Tensors and change of basis When we say that a tensor is an array of numbers that transform according to some formula from one basis to another, can both bases be of the same coordinate system?
 A: Yes, for sure. 
Indeed for 1 rank tensor we have that $A^{i} = \frac{\partial x^i}{\partial x^{\prime j} } A^{\prime j} $.
Even looking at this formula we can say that there is no such constrains on coordinates system, as you assumed. Problem occur when you have non-differentiable functions (derivative does not exist ...)
A: 
When we say that a tensor is an array of numbers that transform according to some formula from one basis to another, can both bases be of the same coordinate system?

Nobody says that. You are making confusion between a tensor and its representations onto some bases.
Given $V$ as a vector space and $V^* $ as its dual, a tensor of type $(r,s)$ is, by definition, any multilinear map
$$
\tau\colon V^r\times{V^*}^s\to \mathbb{F}
$$
$\mathbb{F}$ being any field. Chosen a basis $\left\{\textbf{e}_i\right\} \in V$ and its corresponding dual $\left\{\alpha^j\right\} \in V^*$ such that $\alpha^j(\textbf{e}_i)=\delta^j_i$ the components of the tensor with respect to these bases are the values of the multilinear map $\tau$ evaluated thereupon. Standard matrix multiplication rules for components follows by distributivity of the product and the rules for the change of basis.
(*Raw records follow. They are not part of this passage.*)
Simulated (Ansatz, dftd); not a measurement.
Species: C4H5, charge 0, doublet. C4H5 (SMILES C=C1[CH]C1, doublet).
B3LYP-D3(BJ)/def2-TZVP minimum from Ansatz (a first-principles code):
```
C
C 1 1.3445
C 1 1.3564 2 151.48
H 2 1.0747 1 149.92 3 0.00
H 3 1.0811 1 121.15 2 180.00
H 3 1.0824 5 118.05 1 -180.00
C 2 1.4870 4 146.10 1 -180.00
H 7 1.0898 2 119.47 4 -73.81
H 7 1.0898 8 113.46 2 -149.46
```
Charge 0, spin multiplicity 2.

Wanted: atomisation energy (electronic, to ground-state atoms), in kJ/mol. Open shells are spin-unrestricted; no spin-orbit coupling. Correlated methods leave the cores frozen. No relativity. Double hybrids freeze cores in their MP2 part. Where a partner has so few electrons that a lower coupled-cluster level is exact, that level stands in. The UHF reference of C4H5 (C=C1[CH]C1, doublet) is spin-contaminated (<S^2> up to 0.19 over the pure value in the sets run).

As an example for $(r,s)=(1,1)$ we have
$$
\tau\colon V\times V^*\to\mathbb{R}
$$
with $\tau_i^j=\tau(\textbf{e}_i,\alpha^j)$. Given a change of basis as orthogonal matrix $O$ we have
$$
\tau'(\textbf{e}_i',\alpha'^j)=\tau(O_i^k\textbf{e}_k,\,{O^{-1}}^j_r\alpha^r)=
O_i^k\,{O^{-1}}^j_r\,\tau_k^r
$$
which terminates the proof. As you see, should you choose the same basis, the transformation matrix will reduce to the identity.